GREEN: Robert “Bob” Calderone knew as a youngster he would someday be a member of the safety forces. After all, the name Calderone was synonymous with firefighting in the rural farming community in the 1960s and ’70s.
The little boy spent weekends at the fire hall where his father, Mickele “Mike” Calderone, would keep the firetrucks in top shape while also doing the same for vehicles at Goodyear Tire’s research division.
“I always remember that I learned a lot,” Calderone said.
Bob Calderone was appointed fire chief in 1996, taking over the job from his father, who retired the year before.
Calderone, 59, announced this week he will retire March 31 with 40 years of service, as is required after being enrolled for eight years in the Deferred Retirement Option Plan (DROP) offered by the Ohio Police & Fire Pension Fund.
But Bob Calderone said he has no plans to sail off into the sunset following his retirement.
“I’ll keep working. I’ll do something in public safety,” he said.
Mike Calderone was the community’s first full-time fire chief in 1980. His son was hired as one of the first full-time firefighters in 1981, along with a group that included his younger brother David, who went on to be Coventry Township fire chief, and Ward 2 Councilman Dave France.
While Mike Calderone is credited with building the first full-time fire department in Green, Bob Calderone has helped the department grow from 24 firefighters who served 17,600 residents in 1980 to 40 firefighters who ran 3,091 calls for a population of nearly 27,000 last year.
Bob Calderone was a member and officer of the Summit County Fire Chiefs Association where he served as president from 1994 to 1996. C.C. Bittner worked with both father and son while he served as fire chief for the village of Lakemore. Bittner retired in 2008.
“We’re from the old school. Bob had a good teacher in his dad. Our word and our handshake really meant something,” Bittner said. “I think I’ve always thought so highly about him because he is so like his father.”
Mike Calderone died in 2007.
Bob Calderone said his career has had its challenges.
“The one I think about and can’t seem to stop thinking about it at times was on Wise Road,” he said. “There was a young mother with two kids, one child was probably 2 years old, the other probably 6. [She] went off the road around a curve and hit a tree and it immediately killed her.
“I was the first one on the scene and she was in the front seat. The kids were in the back seat and her son was trying to wake her up.”
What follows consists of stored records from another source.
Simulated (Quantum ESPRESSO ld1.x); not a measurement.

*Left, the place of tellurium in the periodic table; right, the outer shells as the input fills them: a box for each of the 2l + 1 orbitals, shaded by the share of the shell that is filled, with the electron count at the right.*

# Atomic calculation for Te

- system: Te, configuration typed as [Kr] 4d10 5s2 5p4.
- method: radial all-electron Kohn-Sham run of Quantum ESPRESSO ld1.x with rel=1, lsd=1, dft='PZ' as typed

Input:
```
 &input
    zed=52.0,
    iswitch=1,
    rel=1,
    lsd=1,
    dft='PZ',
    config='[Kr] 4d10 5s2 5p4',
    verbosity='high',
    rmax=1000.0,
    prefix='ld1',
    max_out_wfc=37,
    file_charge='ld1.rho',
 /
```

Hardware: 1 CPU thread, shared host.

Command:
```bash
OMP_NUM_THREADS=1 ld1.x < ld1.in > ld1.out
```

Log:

Or, the three fire fatalities in 1982 at the former Bunker Ridge apartments.
“One of the biggest fears of any firefighter is that you are going to roll up on the scene of a traffic accident and find it’s someone you know or a family member. It never leaves you, but you let it hit you for a split second on the way to a call and then you dismiss it,” he said.
While he can boast that none of his firefighters have ever been seriously hurt on the job, Calderone said the most frightening moment of his career happened at a Cottage Grove Road fire when a firefighter fell through the floor into the basement.
“We couldn’t find him for several minutes. That was difficult,” Calderone said.
“It’s just like anything else, you learn to cope with that and deal with that and push it aside. You have to,” he said.
Calderone is grateful he’s been able to help build a department that has a solid reputation for excellence and credits the training he’s been able to provide thanks to the city.
“The Green Fire Department is held in high regard statewide by our peers. You don’t get that by sitting on our heels,” Calderone said.
He also credits his firefighters and others with the city.
“I didn’t do it, it’s all the staff,” he said.
A civil service test will be given to find Calderone’s replacement, Mayor Dick Norton said. The next chief could come from the ranks of the Green Fire Department, but for the first time in more than 45 years, it won’t be a Calderone, although his daughter, Carrie, 32, still represents the family as a dispatcher for the city.
“On a personal level, I am happy for him, but clearly we will miss his leadership,” Norton said. “He did a great job in his role providing such a vital service for our residents.”